Trump’s claim is a bald-faced lie.

Start with the good news: the first half of his claim doesn’t appear to be a lie. Trump undeniably signed the so-called “One Big Beautiful Bill Act” into law on July 4, and judging by the frequency of his emails on this topic (this is the fifth missive I’ve received in the last week from the president making this precise claim), he does appear to be very proud of the new law.

But that’s where the truth ends and the lies begin.

In the 331 pages of the new law, there are no changes to the way Social Security benefits are taxed under the federal income tax law. In fact, there have only been two meaningful changes in the federal income tax treatment of Social Security benefits since the New Deal program was introduced.

The first was in 1983, when Congress enacted (and President Ronald Reagan signed) a bipartisan bill that, for the first time since Social Security was created in 1935, included up to half of Social Security benefits in federal adjusted gross income (AGI) for some higher-income seniors. This meant that some high-income seniors could be taxed on some of their benefits.

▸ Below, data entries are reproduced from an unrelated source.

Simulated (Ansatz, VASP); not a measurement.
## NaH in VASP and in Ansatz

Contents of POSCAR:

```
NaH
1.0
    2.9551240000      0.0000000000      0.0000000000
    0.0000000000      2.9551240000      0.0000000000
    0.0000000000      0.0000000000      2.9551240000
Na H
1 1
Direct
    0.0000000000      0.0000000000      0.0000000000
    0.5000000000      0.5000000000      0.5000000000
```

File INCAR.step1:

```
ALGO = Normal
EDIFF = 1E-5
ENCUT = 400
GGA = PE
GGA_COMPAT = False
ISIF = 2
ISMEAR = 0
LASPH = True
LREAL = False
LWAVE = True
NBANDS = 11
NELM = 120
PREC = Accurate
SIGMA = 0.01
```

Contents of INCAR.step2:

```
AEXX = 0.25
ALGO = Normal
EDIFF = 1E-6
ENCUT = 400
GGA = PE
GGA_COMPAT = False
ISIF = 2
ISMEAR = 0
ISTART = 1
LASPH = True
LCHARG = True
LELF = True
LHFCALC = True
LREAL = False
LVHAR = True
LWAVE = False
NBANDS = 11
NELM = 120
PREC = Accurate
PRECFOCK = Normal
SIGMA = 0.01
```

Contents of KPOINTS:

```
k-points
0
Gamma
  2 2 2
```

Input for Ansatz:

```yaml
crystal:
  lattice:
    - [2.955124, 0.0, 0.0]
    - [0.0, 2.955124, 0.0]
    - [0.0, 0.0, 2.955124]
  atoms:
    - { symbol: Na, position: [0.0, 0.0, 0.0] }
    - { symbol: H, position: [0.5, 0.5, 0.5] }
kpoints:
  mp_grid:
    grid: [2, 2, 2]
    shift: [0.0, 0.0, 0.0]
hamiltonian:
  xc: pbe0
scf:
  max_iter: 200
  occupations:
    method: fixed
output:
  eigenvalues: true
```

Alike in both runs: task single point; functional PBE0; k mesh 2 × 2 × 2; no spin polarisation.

The second was in 1993, when Congress enacted (and President Bill Clinton signed) a law that made it possible for as much as 85 percent of Social Security benefits to be included in federal AGI for a smaller number of the best-off seniors.

The resulting three-tier structure (no tax on low-income Social Security recipients, up to 50 percent of benefits subject to tax for some better-income seniors, and up to 85 percent of benefits subject to tax for the best-off retirees) has remained virtually unchanged ever since—and the new law does nothing to modify it.

So why is Trump saying, in all-caps no less, that he has eliminated taxes on Social Security?

This transparently false claim rests on one provision of the new law that allows a $6,000 income tax deduction for taxpayers 65 and over. The deduction is gradually phased out for taxpayers with incomes over $75,000 ($150,000 for married couples). This means that each eligible senior can reduce their taxable income from all sources by up to $6,000. That includes wages, capital gains, dividends, gambling winnings, and (potentially) taxable Social Security benefits.

So it’s possible for a taxpayer who currently pays income tax on some portion of their Social Security benefits to pay less tax as a result of the new deduction. But this isn’t an especially likely outcome because of two intersecting features of the tax law.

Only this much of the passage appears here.